8. From the above, it becomes abundantly clear that before treating the deductor to be an assessee in default under section 201(1) of the Act, it is the bounden duty of the ITO (TDS) to ascertain and ensure that the assessee has also not paid due tax, for which, the assessee has to provide the requisite details to the ITO (TDS).

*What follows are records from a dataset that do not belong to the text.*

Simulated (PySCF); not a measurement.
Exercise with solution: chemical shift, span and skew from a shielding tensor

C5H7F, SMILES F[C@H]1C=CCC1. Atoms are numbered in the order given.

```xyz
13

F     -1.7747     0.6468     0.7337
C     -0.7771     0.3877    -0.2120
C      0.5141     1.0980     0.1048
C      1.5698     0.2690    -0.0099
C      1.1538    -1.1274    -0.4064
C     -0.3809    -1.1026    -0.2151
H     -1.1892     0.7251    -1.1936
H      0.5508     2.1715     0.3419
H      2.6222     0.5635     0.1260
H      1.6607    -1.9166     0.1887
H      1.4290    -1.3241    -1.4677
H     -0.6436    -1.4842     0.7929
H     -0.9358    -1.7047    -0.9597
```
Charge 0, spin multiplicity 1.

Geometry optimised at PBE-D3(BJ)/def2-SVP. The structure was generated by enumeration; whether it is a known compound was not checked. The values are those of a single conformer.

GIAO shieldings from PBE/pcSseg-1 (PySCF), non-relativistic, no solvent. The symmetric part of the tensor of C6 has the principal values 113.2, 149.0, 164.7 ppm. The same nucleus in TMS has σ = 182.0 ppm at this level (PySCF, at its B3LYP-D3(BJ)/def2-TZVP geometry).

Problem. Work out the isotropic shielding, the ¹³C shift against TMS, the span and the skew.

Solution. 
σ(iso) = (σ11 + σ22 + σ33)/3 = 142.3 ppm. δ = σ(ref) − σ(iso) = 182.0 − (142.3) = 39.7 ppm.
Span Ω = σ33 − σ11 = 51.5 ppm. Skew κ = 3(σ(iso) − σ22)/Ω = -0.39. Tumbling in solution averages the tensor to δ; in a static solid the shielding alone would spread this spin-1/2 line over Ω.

9. The above position of law has been taken judicial notice of by the Hon’ble Jurisdictional High Court in “M/s Jagran Prakashan Ltd. vs. DCIT”, 345 ITR 288 (All). Therein, their Lordships have, inter alia, held as under:
“………..it is clear that deductor cannot be treated an assessee in default till it is found that assessee has also failed to pay such tax directly. In the present case, the Income tax authorities had not adverted to the Explanation to Section 191 nor had applied their mind as to whether the assessee has also failed to pay such tax directly. Thus, to declare a deductor, who failed to deduct the tax at source as an assessee in default, condition precedent is that assessee has also failed to pay tax directly. The fact that assessee has failed to pay tax directly is thus, foundational and jurisdictional fact and only after finding that assessee has failed to pay tax directly, deductor can be deemed to be an assessee in default in respect of such tax…..”
10. In “The Branch Manager, Allahabad Bank” (supra), the Delhi Bench of the Tribunal quashed the assessment, holding that the AO had not made any exercise to ascertain whether the deductee/payee assessee had failed to pay tax, and that the AO ought to have assume jurisdiction only after satisfying this jurisdictional fact, as laid down by the Hon’ble Jurisdictional High Court in “M/s Jagran Prakashan Ltd.” (supra). The Delhi Bench of the Tribunal also took note of the following observations made by the Agra Bench of the Tribunal in another similar matter of the Allahabad Bank:
“6. It is thus clear that the onus is on the revenue to demonstrate that the taxes have not been recovered from the person who had the primarily liability to pay tax, and it is only when the primary liability is not discharged that vicarious recovery liability can be invoked. Once all the details of the persons to whom payments have been made are on record, it is for the Assessing Officer, who has al l the powers to requisition the information from such payers and from the income tax authorities, to ascertain whether or not taxes have been paid by the persons in receipt of the amounts from which taxes have not been withheld. As a result of the judgment of Hon’ble Allahabad High Court in Jagran Prakashan’s case (supra), there is a paradigm shift in the manner in which recovery provisions under section 201(1) can be invoked. As observed by Their Lordships, the provisions of Section 201(1) cannot be 7 invoked and the "tax deductor cannot be treated an assessee in default till it is found that assessee has also failed to pay such tax directly”. Once this finding about the nonpayment of taxes by the recipient is held to a condition precedent to invoking Section 201(1), the onus is on the Assessing Officer to demonstrate that the condition is satisfied. No doubt the assessee has to submit all such information about the recipient as he is obliged to maintain under the law, once this information is submit ted, it is for the Assessing Officer to ascertain whether or not the taxes have been paid by the recipient of income. This approach, in our humble understanding, is in consonance with the law la id down by Hon’ble Allahabad High Court.”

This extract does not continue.